Hutchison returning to international bond markets

The group mandates three banks for $1 billion equivalent financing.

In a bid to term out its maturity profile and ease pressure on its capital structure, Hutchison Whampoa is set to re-finance bank loans relating to its recent acquisition of Dutch retail company Kruidvat with a $1 billion equivalent bond issue.

Unusually the diversified conglomerate has awarded books to three of its biggest 3G lenders rather than a host of US investment banks. Where previously Goldman Sachs and Merrill Lynch have dominated its capital markets business, Deutsche Bank, HSBC and JPMorgan will lead manage a deal this time round.

All three have, however, worked for group before. JPMorgan acted as one of three bookrunners on Hutch's $1.5 billion 10-year bond issue of February 2001, while Deutsche and HSBC led Asia's inaugural euro-denominated bond in March 1999, when Hutchison raised Eu500 million deal via a seven-year deal priced on a coupon of 5.5% to yield 170bp over Bunds.

Observers say that Hutchison has gone to extraordinary lengths to keep the new bond deal quiet and, therefore, although launch is said to be imminent, few details are yet know.

Indeed, while some speculate that Hutchison will launch a multi-currency issue, others believe that a jumbo euro-denominated transaction is in the offing. This is based on the fact that the Kruidvat acquisition was paid for and then part financed in euros. Hutchison group finance director Frank Sixt has also recently been extolling the virtues of the currency, arguing that general market conditions have become favourable, liquidity is increasing and Hutchison should take advantage of any opportunities to distinguish itself from Europe's many heavily indebted telcos.

As news of a potential transaction began to leak out into the market yesterday, secondary market spreads started to widen, with the group's benchmark 2007 and 2011 bonds respectively widening by 5bp and 8bp. At Asia's close, the 6.95% August 2007 issue was trading at 108.09% to yield 5.05% or 195bp over Treasuries, while the February 2011 was trading at 103.34% to yield 6.48% or 243bp over Treasuries.

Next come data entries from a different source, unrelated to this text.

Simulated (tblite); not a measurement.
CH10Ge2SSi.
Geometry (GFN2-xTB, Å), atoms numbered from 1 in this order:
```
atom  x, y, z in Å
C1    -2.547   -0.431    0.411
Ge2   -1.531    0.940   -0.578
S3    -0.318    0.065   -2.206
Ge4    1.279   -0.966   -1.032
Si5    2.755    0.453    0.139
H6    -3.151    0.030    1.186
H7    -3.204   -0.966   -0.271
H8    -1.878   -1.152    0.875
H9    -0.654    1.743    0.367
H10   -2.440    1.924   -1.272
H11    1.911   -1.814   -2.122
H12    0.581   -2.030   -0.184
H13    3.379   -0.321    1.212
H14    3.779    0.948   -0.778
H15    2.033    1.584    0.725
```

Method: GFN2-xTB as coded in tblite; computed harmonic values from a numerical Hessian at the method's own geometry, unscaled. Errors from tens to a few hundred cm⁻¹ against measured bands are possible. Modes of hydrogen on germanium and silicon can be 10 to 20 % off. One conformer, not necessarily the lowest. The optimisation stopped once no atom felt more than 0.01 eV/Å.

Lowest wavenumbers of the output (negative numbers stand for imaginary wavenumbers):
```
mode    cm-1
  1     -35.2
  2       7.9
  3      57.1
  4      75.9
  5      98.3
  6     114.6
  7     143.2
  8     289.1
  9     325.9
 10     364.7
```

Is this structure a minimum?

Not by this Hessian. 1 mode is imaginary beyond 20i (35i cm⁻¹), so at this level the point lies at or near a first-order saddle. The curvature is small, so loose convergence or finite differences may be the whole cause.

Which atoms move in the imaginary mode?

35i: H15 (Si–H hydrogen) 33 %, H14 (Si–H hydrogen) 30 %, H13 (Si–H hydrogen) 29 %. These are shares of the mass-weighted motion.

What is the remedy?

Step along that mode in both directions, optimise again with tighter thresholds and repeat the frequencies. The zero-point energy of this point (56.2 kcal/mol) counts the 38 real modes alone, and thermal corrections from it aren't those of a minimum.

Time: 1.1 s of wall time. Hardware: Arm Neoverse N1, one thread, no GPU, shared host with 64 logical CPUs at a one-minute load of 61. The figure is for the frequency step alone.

At these levels, many analysts believe the market has factored in a one to two notch downgrade of the company's current A/A3 rating. And according to Barclays Capital research, the Hutchison 2017 bond is Asia's cheapest in terms of spread to Treasury relative to rating.

When the company last came to the dollar market in February 2001, it paid a roughly 40bp premium to the MTR Corp curve on a like-for-like basis compared to a historical premium of 10bp to 15bp. Yesterday, Hutch was trading at a 163bp pick-up to MTR Corp's November 2010 bond, which is only four months shorter than Hutch's March 2011 bond.

It was also trading at a 72bp premium to Hong Kong Land, which has a one notch lower rating from Standard & Poor's, a 14bp premium to Jardine Strategic which has a one notch lower rating from both agencies and remarkably, a 30bp premium to Wharf, which has a Baa3/BBB rating.

The decision to re-finance an Eu1 billion committed loan facility has surprised some market participants, since the five-year bullet deal is tax efficient and covers 65% of the Eu1.3 billion acquisition cost of Kruidvat. The loan is believed to have been priced at 150bp over euribor, a high level relative to the kinds of Libor based spreads most Hong Kong corporates can achieve.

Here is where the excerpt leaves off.